- The paper presents a pipeline combining multi-view diffusion with dual-branch NeRF conditioning for interactive, feed-forward 3D object relighting.
- It achieves state-of-the-art results on synthetic and real-world benchmarks by delivering high PSNR, SSIM, and LPIPS metrics alongside fast rendering speeds.
- The approach eliminates per-illumination optimization and generalizes to unseen lighting, highlighting its potential for AR/VR and content creation applications.
ROGR: Relightable 3D Objects using Generative Relighting
Overview and Motivation
ROGR presents a method for reconstructing relightable 3D object models from multi-view images under unknown illumination, enabling rendering under arbitrary novel environment maps without further optimization. The approach leverages a generative multi-view diffusion model to synthesize consistent relit images, which are then distilled into a lighting-conditioned Neural Radiance Field (NeRF). This pipeline addresses the limitations of prior inverse rendering and single-view relighting methods, which either require per-illumination optimization or suffer from view inconsistency.
Figure 1: ROGR reconstructs a relightable neural radiance field from posed images under unknown illumination, supporting on-the-fly relighting and novel view synthesis.
Methodology
Multi-View Relighting Diffusion Model
The first stage employs a multi-view diffusion model to generate view-consistent relit images for a given object under a set of environment maps. The model is based on latent diffusion, with inputs comprising image latents, camera raymaps, and HDR/LDR environment map latents, all aligned to the camera pose. The architecture adapts CAT3D with 2D UNet and 3D attention layers to facilitate cross-view information exchange.
Figure 2: The multi-view relighting diffusion model generates consistent relit images from posed inputs and environment maps, forming a multi-illumination dataset.
This process is repeated across M environment maps, yielding N×M relit images per object, which serve as training data for the subsequent NeRF.
Lighting-Conditioned Relightable NeRF
The relightable NeRF is trained on the multi-illumination dataset to predict view-dependent color conditioned on arbitrary environment maps. The architecture extends NeRF-Casting, introducing dual-branch conditioning:
- General Conditioning: Encodes the full environment map via a transformer encoder, providing low-frequency illumination cues.
- Specular Conditioning: Samples and blurs the environment map at the specular reflection direction using multiple Gaussian kernels, capturing high-frequency specularities.

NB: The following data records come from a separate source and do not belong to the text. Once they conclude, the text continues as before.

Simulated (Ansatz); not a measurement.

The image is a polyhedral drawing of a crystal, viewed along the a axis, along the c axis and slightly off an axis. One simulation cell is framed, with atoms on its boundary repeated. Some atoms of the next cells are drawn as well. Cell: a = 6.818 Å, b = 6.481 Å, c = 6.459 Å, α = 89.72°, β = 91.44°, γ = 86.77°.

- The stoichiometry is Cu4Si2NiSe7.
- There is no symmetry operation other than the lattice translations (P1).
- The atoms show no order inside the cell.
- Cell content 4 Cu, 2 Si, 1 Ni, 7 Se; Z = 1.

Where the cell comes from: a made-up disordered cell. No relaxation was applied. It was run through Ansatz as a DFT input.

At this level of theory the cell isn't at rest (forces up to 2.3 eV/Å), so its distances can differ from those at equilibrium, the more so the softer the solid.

These conditioning signals are concatenated with NeRF-Casting's feature vector for each ray, enabling the model to synthesize both diffuse and specular effects under novel lighting.
Figure 3: Multi-view relighting diffusion model architecture, with 2D UNet and 3D attention layers for cross-view consistency.


Figure 4: Normal map rendering of relightable NeRFs on TensoIR objects, demonstrating geometric fidelity.
Experimental Results
Benchmarks and Quantitative Evaluation
ROGR is evaluated on the TensoIR (synthetic) and Stanford-ORB (real-world) datasets, outperforming state-of-the-art baselines in most metrics:
- TensoIR: Achieves top PSNR (30.74), SSIM (0.950), and LPIPS (0.069), with interactive rendering speed (0.384s/frame).
- Stanford-ORB: Delivers best PSNR-H (26.21) and SSIM (0.980), and second-best PSNR-L (32.91) and LPIPS (0.027).
Figure 5: Qualitative comparisons on TensoIR, showing superior specular highlight and color fidelity.
Figure 6: Qualitative comparisons on Stanford-ORB, with high-fidelity specular reflections.
Qualitative Analysis
ROGR demonstrates robust relighting of complex real-world objects, accurately reproducing specularities and shadows across diverse materials. The method generalizes to unseen lighting conditions without retraining, a significant advantage over prior approaches.
Ablation Studies
Ablations reveal the necessity of both general and specular conditioning. Removing general conditioning or replacing it with per-image embeddings severely degrades performance and generalization. Lower environment map resolutions blur specular highlights and introduce artifacts. Increasing the number of views and environment maps during training improves consistency and relighting quality, with performance saturating beyond 111 environment maps.

Figure 7: Ablation studies illustrating the impact of conditioning signals and environment map resolution on relighting quality.
Implementation Details
- Multi-View Diffusion: Trained on 400k synthetic objects, 64 views × 16 illuminations, using 128 TPU v5 chips.
- NeRF Training: Conducted on 8 H100 GPUs for 500k steps, with environment maps at 512×512 resolution and multi-scale specular conditioning.
- Inference: Feed-forward relighting at interactive speeds, supporting arbitrary novel environment maps.
Limitations
ROGR is currently limited to object-centric scenes and does not model subsurface scattering, refraction, or volumetric effects. The use of environment maps assumes distant illumination, which may not capture near-field lighting phenomena. Extending the approach to large-scale scene relighting and more complex material models remains an open direction.
Implications and Future Directions
ROGR advances practical 3D object relighting by enabling efficient, generalizable feed-forward rendering under arbitrary illumination. This has direct applications in graphics, AR/VR, and content creation pipelines, reducing the need for labor-intensive inverse rendering or per-lighting optimization. Future work may focus on expanding material diversity, supporting near-field lighting, and scaling to scene-level relighting.
Conclusion
ROGR introduces a pipeline for reconstructing relightable 3D objects using generative multi-view diffusion and lighting-conditioned NeRFs. The method achieves state-of-the-art performance on synthetic and real-world benchmarks, supporting interactive, high-fidelity relighting under novel environment maps. Its dual-branch conditioning architecture is critical for capturing both diffuse and specular effects, and the approach generalizes efficiently to unseen lighting conditions. ROGR represents a significant step toward practical, scalable 3D relighting in graphics and vision applications.